The Armenian genocide and its aftermath are filtered through the eyes of a featureless man in The Cut, Turkish director Fatih Akin’s laborious latest. A globe-spanning saga that, despite its series of locales, fails to achieve anything like an epic scope, the Head-On director’s film concerns Nazaret (A Prophet and The Past’s Tahar Rahim), an Armenian blacksmith in 1912 who is taken from his Turkish hometown of Mardin by the Ottoman army and enlisted as a forced laborer. Soon afterward, he miraculously cheats death when a nervous executioner gives him a stab wound in the neck that doesn’t kill him but does rob him of his voice. Now mute, Nazaret wanders the desert. He shuffles into a refugee camp full of starving Armenians (including his dying sister-in-law, who tells Nazaret that his wife and daughters are dead before asking to be put out of her own misery), as well as a town where he’s offered a moment of respite from his misery when he happens upon a showing of The Kid.

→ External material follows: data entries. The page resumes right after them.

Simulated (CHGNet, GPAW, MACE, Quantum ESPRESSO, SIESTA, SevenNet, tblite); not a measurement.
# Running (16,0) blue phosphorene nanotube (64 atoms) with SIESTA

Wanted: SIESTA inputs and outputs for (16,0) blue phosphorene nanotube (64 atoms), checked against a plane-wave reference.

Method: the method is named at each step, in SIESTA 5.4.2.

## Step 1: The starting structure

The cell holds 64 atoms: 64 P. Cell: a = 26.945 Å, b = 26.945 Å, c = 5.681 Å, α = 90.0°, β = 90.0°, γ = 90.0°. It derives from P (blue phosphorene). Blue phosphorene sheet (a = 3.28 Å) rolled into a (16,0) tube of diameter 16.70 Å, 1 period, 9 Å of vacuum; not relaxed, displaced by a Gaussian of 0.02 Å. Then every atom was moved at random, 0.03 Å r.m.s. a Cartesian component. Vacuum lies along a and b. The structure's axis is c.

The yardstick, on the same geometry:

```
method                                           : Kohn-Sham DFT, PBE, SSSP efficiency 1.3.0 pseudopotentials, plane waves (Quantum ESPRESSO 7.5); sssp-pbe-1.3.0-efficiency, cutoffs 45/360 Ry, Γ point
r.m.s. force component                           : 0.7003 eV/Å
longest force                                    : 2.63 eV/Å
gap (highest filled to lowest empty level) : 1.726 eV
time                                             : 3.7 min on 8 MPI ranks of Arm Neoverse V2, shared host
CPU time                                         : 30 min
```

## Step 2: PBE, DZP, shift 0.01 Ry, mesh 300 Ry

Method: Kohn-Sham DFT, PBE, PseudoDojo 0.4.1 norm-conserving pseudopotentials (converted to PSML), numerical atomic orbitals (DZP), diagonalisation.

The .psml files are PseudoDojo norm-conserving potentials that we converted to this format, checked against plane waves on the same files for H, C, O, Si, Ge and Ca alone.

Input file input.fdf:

If Nazaret’s voiceless condition makes him a kindred spirit to Chaplin, Akin also intends his hero to represent the many Armenians “silenced” by the Turks. Unfortunately, that symbolism is as heavy-handed as The Cut is sluggish. Rahim does his best to convey Nazaret’s grief via angry outbursts, frantic hand gestures, and morose stares off into the distance. His protagonist, however, is a blank, devoid of any characteristics other than the will to survive and, during the film’s second half, the burning desire to find his twin daughters once he’s told, in one of innumerable overly convenient plot twists, that they’re actually alive. As written by Akin and Raging Bull scribe Mardik Martin, Nazaret is a cipher designed primarily to move the story along, and as such his quest comes across as hopelessly generic, and lacking the burning emotions—not just enduring paternal devotion, but also rage, confusion, and alienation—that it desperately requires.

Nazaret’s journey takes him from Turkey to Cuba to Florida to, eventually, Minnesota, and it plays out like a series of cursory pit-stops along a path to preordained reunion. Akin glosses over the arduous realities that such a trip might entail, just as he skims past the suggestion that his protagonist might have lost his Christian faith thanks to his horrific experiences. The director’s assured tracking shots follow Nazaret through one bustling, disorienting locale after another as he searches for help, family, and relief from his hardship. Yet like the film, they’re ultimately superficial gestures that maintain a detached perspective on their subject, incapable of penetrating his traumatized mind and tormented heart.